We must however say that there is very little room for maneuvering. Maybe the only solution would be institutional action and the functioning of the system (government-employer-union). Solutions for a certain group of workers, or the selection of workers without any criteria, will always result in dissatisfaction among those who are forgotten.

Stable solutions will turn the government into an efficient and stable institution, and it would avoid situations where it wouldn't only carry out the duty of a fireman - react only when the fire breaks out.

Belgrade Update

Clinton arrived in Kosovo (RTS)
The former US President William Clinton arrived this morning in Kosovo to receive an honorary PhD from the University of Prishtina and to visit the US soldiers at the Bondsteel Army Base near Urosevac/Ferizaj. President of Kosovo Ibrahim Rugova greeted Clinton: 'This is an important and happy day, because our great friend who has done so much for Kosovo is here.' Rugova said that difference from Clinton's last visit, four years ago, when he saw Kosovo in ruins, he would now see a reconstructed and very dynamic Kosovo. Rugova said that he would ask Clinton to support Kosovo's independence bid. 'It is a great honor for me to be in Kosovo again and see things that have changed so much,' said Clinton.

The Strategy of the Stalemate (VREME)
For more than four years since the entrance of NATO forces in Kosovo and the 'victorious' withdrawal of the Yugoslav Army, the ground for the beginning of the official dialogue between Serbia and the former autonomous province of Kosovo, which is under the UN protectorate, is being speedily prepared. The new UNMIK Head, Finn Harri Holkeri, is already packing suitcases for New York where the Contact Group, made up of representatives of Britain, France, Germany, Italy, Russia and the US, will meet on 23 September. It was announced in Belgrade this Tuesday that the Serbian negotiating team will be headed by Nebojsa Covic. However, Albanian political leaders are not managing so far to agree on whether they should talk with Belgrade at all. Still, one should not doubt that, like in the past, Albanian leaders would comply at the last moment to the request by the big powers once it is clearly adduced.

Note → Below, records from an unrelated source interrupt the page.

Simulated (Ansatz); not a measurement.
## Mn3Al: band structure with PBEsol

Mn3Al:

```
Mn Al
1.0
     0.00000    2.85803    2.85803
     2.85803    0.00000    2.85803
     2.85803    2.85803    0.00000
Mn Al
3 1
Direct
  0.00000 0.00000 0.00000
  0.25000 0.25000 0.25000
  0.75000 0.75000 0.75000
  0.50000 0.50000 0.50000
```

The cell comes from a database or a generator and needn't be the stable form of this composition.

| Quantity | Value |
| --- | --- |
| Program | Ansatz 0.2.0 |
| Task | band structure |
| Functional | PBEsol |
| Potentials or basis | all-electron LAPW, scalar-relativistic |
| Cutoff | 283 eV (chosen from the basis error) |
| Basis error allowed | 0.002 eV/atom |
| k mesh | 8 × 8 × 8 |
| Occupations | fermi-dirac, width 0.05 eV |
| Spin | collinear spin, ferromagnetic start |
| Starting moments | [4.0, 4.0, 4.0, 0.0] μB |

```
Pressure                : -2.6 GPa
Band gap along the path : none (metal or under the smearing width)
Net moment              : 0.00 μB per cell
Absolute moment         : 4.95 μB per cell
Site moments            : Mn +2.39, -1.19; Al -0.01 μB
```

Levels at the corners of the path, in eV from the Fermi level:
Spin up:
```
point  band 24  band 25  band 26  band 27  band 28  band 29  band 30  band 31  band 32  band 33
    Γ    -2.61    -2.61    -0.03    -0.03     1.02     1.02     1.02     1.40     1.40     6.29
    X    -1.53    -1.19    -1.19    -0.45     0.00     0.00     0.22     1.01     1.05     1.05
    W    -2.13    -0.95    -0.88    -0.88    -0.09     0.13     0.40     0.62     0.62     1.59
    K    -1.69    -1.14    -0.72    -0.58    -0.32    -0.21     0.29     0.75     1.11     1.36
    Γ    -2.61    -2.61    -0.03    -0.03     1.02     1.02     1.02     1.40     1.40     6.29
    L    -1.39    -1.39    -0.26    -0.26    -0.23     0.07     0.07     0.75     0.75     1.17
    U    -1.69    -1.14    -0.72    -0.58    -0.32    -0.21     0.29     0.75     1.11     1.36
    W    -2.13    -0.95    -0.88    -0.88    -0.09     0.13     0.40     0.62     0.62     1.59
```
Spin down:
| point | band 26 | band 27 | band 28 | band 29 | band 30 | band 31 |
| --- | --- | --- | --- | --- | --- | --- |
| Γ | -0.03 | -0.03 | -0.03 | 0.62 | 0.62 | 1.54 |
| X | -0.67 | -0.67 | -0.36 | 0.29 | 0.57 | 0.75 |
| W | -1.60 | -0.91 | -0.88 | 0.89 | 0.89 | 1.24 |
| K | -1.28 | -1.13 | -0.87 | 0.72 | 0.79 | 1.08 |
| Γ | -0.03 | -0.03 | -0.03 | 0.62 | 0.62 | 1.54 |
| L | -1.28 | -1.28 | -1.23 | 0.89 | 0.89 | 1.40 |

Personnel, Personnel: A special problem in connection with the composition of the negotiating teams represents the issue of the place for the Kosovo Serb representatives. Although Holkeri's clearly stated wish is that they, as Kosovo citizens, should be included in the Kosovo delegation, they have no intention of doing so. Raska-Prizren bishop Artemije said that Kosovo Serbs 'cannot be on the other end of the table because Serbia should resolve their problems.' Rada Trajkovic has brought forward a similar stand, but Milorad Todorovic, the co-minister in Rexhepi's government, has slightly opened the door for Serb participation in the Kosovo team. He said they could accept this if they received support from the Belgrade government, Serbian Orthodox Church and KP, and if they previously 'resolve the personal dilemma whether they really wish this.' Taking into account the above mentioned stands by bishop Artemije and Trajkovic, it will be difficult to receive accord of two out of three factors, not to mention the personal dilemmas. On the other hand, a cynic would notice that it probably suits more the Belgrade negotiating team for the 'difficult' Kosovo Serbs to be on the other side of the table and break the unity of the opposing team, than vice versa.

This is not the end to the personnel problems. The Head of the Judiciary and Human Rights Department with the CCK Vladimir Bozovic has announced that the negotiators should have the confirmation by the ICTY that they are not under investigation for war crimes, where he aimed first of all at Thaçi and Ramush Haradinaj. Thaçi's close associate and former caucus whip Fatmir Limaj is already in The Hague, while Haradinaj is already infamous even among Albanians. It is known, however, that the ICTY doesn't issue such assurances, so Bozovic's idea should be understood more as pageantry than as conditioning. Apart from this, a cynical mind would notice again that it is better to have a potential indictee on the other end of the table than a person with a impeccable biography. Namely, the angels and saints are by nature resistant to pressure and are not inclined to any compromise. So, with what kind of baggage are Serbia and Kosovo entering the dialogue?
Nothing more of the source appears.